It’s been a long time since the last blog entry. My mood level was falling, and it wasn’t a good idea to write when in a bad mood. But things are picking up as our house is getting closer to completion.
“They” say that building a house can make you crazy. “They” are right! Especially when you’re trying to build a house by paying cash as you go along. You start out with the hope that you can do the entire job in one long unbroken sequence until voila—you move in to a completed house. But then reality hits and you find out that all the estimates for the individual actions are a little off. Or maybe WAY off. Plus there are peripheral things that aren’t directly figured in to the cost of building the house. Like putting in a well pump, over two thousand feet of big fat pipe, and water storage tanks (just digging the trenches cost thousands). Years ago we had already spent about $20,000 for the well. But getting water out of the well and into the house cost another $30,000. Hm-m-m. Then there’s the septic system—a nice big tank and two nice big 12-foot-deep leach fields. Just another $10k or so. Then we decided to put in a two-car garage. Ten grand per car. Plus the nine-by-eighteen-foot roll-up door and remote controls. We got that from Costco at a relatively cheap $3,000. It will be installed next Wednesday. The local telephone company is burying a DSL line and a conduit pipe for future fiber optic cable all the way to the house from across the river and only charging $800 or so. They used a backhoe and three bulldozers and a week’s time to do it, so we feel we’re getting a bargain.

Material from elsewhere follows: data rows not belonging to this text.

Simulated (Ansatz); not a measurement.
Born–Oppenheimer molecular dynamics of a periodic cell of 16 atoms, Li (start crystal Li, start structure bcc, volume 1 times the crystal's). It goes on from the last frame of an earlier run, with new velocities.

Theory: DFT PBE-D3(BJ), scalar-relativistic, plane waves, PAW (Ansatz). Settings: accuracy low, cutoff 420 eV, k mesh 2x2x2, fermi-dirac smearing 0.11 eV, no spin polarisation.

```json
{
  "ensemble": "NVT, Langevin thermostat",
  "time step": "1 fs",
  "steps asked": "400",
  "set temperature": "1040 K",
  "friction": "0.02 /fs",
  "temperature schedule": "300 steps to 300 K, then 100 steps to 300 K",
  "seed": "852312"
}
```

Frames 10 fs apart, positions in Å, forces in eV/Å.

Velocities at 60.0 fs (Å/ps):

You’re probably getting the idea by now. Additionally we blame ourselves for doubling the cost of windows because we didn’t want vinyl frames, but rather warm and gorgeous Douglas fir. Doorknobs can cost ten bucks or they can cost $80 to $280 per set if they’re solid bronze with hand-rubbed oil finish. Dang, bronze sure looks good! And feels good to the hand.
Thousands of feet of electrical wiring went in. That really shocked us (pun intended) once we discovered that the wiring is not only in the house, but under it since we have so much potential basement space.
So we ended up putting some of the cost on credit cards. Fortunately, that’s a deep well, but we were getting anxious about how long this can continue. We cut part of our expense by hiring some of the people who work for us at the ranch and giving them room and board besides. Also we’re getting some nice input from son-in-law Luke. In exchange he gets experience that he can use at the high ranch.
As of yesterday afternoon we finished getting the house “wrapped.” A double layer of tar paper and thousands of feet of chicken wire adorn the exterior along with special steel corner adornments, ready for the first coat of stucco. The soffits, the horizontal spaces under the roof overhangs, now have expanded metal covering, along with the entire ceiling structure over the 14 by 34-foot covered deck on the south side of the house. We are hoping our work will reduce the $30,000 estimate for stucco coating by about $10,000. Maybe, maybe not.
We may end up installing the interior wall covering ourselves. Drywall is one of those things that everyone we know says “DON’T DO IT!!” Even our main contractor says to hire out at least the ceiling drywall installation. Gypsum wallboard is heavy and ceilings are the most difficult part. We have lots of recessed lighting fixtures and air-conditioning vents and county-code-required fire sprinklers all over the place and county-code-required CO2 and carbon monoxide detectors to work around when installing ceilings. Not fun.
Our 3,750 watts worth of solar panels sit in their carton in the garage, along with the inverters that will convert their energy to 120 and 240-volt power. We have buried all the conduit to move the energy from the panels to the inverters and from the inverters to the house. Our next big expense will be storage batteries. Our last batch of batteries at the old house came to almost $10,000, and we expect the new ones will be that much or more. Solar panels and inverters came to $13,700. Sheesh!
More tomorrow, with pictures. Stay tuned.
3 comments:
Welcome back! Yes, the house sounds like it is being a long, drawn out, surprising pain. You are prisoners of the process. I sympathise. A lot. At the same time it sounds like it is going to be an incredible and unique dwelling where there has been much thought expended on the planning and care taken in the execution. It's going to be an incredible feeling when you are finally able to move in.
I'm looking forward to seeing tomorrow's pictures.
Courage!
I'm glad you're back "on the air." Ana was the one in this house that discovered the new post. The word then spread like wildfire. (The internet was quite boring during your sabbatical).
Maybe it's a good thing you spent all that money --while it still had some value.
I forgot to say congratulations on getting a DSL line to the house! I didn't expect that!